On Monday, January 11, the U.S. Supreme Court will hear oral argument in Friedrichs v. California Teachers Association, a potentially momentous case that challenges the constitutionality of “agency shop” clauses in public-sector union contracts, which require all employees in the bargaining unit to financially support the union. The seminal SCOTUS decision on this issue, Abood v. Detroit Board of Education, 431 U.S. 209 (1977) was subjected to withering criticism in Harris v. Quinn, 573 U.S. ___, 134 S. Ct. 2818 (2014), leading some observers (me included) to speculate that the Court may now be willing to overrule Abood altogether.
Abood applied the body of law dealing with compelled support of unions developed in the private sector under the National Labor Relations Act and Railway Labor Act (which I discuss here and here) to government employees, without adequately considering the many important differences between the private and public sectors. As a personal note, my interest in Friedrichs is heightened by the fact that one of my first published articles argued that Abood was incorrectly decided. See Union Security Clauses in Public Sector Labor Contracts and Abood v. Detroit Board of Education: A Dissent, 31 Labor Law Journal 539 (1980).
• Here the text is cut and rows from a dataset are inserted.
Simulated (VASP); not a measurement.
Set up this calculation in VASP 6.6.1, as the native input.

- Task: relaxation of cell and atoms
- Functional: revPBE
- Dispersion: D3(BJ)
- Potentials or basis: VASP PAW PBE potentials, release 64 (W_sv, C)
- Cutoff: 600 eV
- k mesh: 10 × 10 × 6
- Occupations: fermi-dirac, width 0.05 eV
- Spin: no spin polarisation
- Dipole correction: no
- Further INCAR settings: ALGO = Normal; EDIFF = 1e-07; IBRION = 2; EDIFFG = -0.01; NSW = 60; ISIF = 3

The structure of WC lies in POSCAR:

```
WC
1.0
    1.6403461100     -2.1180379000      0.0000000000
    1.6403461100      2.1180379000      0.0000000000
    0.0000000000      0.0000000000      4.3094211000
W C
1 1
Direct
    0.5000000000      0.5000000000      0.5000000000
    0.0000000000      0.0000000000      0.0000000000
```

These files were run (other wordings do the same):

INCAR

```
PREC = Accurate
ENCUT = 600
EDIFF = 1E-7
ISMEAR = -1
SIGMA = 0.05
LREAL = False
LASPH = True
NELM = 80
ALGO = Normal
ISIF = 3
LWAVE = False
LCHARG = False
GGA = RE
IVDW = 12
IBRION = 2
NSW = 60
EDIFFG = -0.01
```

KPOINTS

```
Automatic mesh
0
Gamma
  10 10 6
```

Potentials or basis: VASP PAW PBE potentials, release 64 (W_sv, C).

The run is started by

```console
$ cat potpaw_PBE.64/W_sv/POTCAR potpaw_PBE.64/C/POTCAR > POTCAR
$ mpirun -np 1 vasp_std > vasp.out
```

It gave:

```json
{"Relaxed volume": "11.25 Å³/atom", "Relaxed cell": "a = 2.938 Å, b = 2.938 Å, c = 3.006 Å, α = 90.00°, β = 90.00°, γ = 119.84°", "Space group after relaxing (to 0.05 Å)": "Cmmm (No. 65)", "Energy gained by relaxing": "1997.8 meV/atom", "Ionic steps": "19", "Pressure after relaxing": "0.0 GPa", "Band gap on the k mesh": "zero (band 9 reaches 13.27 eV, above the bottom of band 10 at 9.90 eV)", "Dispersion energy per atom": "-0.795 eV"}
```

As we witnessed recently in Wisconsin, which essentially enacted “right to work” for most public employees, many workers will decline to join or pay dues to unions unless compelled to do so. Recognizing a First Amendment objection to such compelled support would greatly diminish the political influence of public-sector unions, which currently dominate the ranks of organized labor. For that reason, Friedrichs is one of the most important cases to be heard this Term.